Wires burn because of loose connections carrying a lot of current and then arcing, I have never found a wire that has burnt off in the middle of the run, it is always at a connector or termination. Clean the terminal using sandpaper and cut back the burnt copper to healthy wire. The secret to a good solder joint is clean surfaces and enough heat. No soldering iron? No problem. Take your solder and pinch it flat using your pliers then wrap it around the joint. Use a normal bic lighter to heat everything, as soon as the correct temperature is reached the solder will melt saturating the wire and joining on to the terminal, let cool and tape. The joint should be shiny in appearance indicating a good joint. If it is dull in appearance it is probably what is known in the trade as a dry joint where the solder does not adhere to the base causing a bad connection that will burn again.

The next little imaginary
scenario I want to explore is just as intimidating and as important as electrical power, cooling.

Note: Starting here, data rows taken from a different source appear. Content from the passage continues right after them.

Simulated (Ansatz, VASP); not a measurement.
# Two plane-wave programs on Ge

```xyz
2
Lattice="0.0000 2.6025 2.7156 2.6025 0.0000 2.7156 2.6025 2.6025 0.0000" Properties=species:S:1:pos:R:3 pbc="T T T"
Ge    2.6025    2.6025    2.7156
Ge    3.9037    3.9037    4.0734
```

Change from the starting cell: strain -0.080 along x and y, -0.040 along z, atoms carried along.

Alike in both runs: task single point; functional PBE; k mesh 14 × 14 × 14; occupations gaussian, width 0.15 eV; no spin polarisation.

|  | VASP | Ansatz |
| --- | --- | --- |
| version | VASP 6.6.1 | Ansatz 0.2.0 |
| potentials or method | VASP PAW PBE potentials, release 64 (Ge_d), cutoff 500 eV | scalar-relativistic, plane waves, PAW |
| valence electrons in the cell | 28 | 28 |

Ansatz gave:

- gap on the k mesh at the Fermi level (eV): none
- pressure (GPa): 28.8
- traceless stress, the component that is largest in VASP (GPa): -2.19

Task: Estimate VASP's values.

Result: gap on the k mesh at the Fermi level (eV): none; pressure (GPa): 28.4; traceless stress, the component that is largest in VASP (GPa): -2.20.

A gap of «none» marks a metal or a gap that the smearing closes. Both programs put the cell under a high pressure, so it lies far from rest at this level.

Driving along and enjoying the fresh Karoo air and you notice the heat gauge is creeping alarmingly higher and higher. This can be something simple as a broken fan belt or something much more serious either way do not ignore this and hope it will go away. Pull over and investigate. Most water pumps run off the fan belt and will stop working if you lose the belt for any reason, others like Mitsubishi run off the cam belt, if you lose this one the engine will die and you are in a wee spot of bother with a very good chance of serious damage to the engine. Never take chances with a cam belt. If it is up for replacement do it sooner rather than later, the cost is a fraction of the possible expense of failure.

Next point to look out for is a possible leak or burst pipe. If it is not a major leak you might see a stream of water squirting from the offending part such as radiator or a water pipe.

A burst radiator hose is easy to replace just undo the clamps and remove the old one, replacing is just a reverse operation. Be careful with the cooling system as the normal operating pressure increases the boiling point of water and if you open it and the pressure drops suddenly you will be met with a column of superheated steam right in your face, not pleasant. Rather let the engine cool for a while, with the bonnet open, while you have something to drink yourself.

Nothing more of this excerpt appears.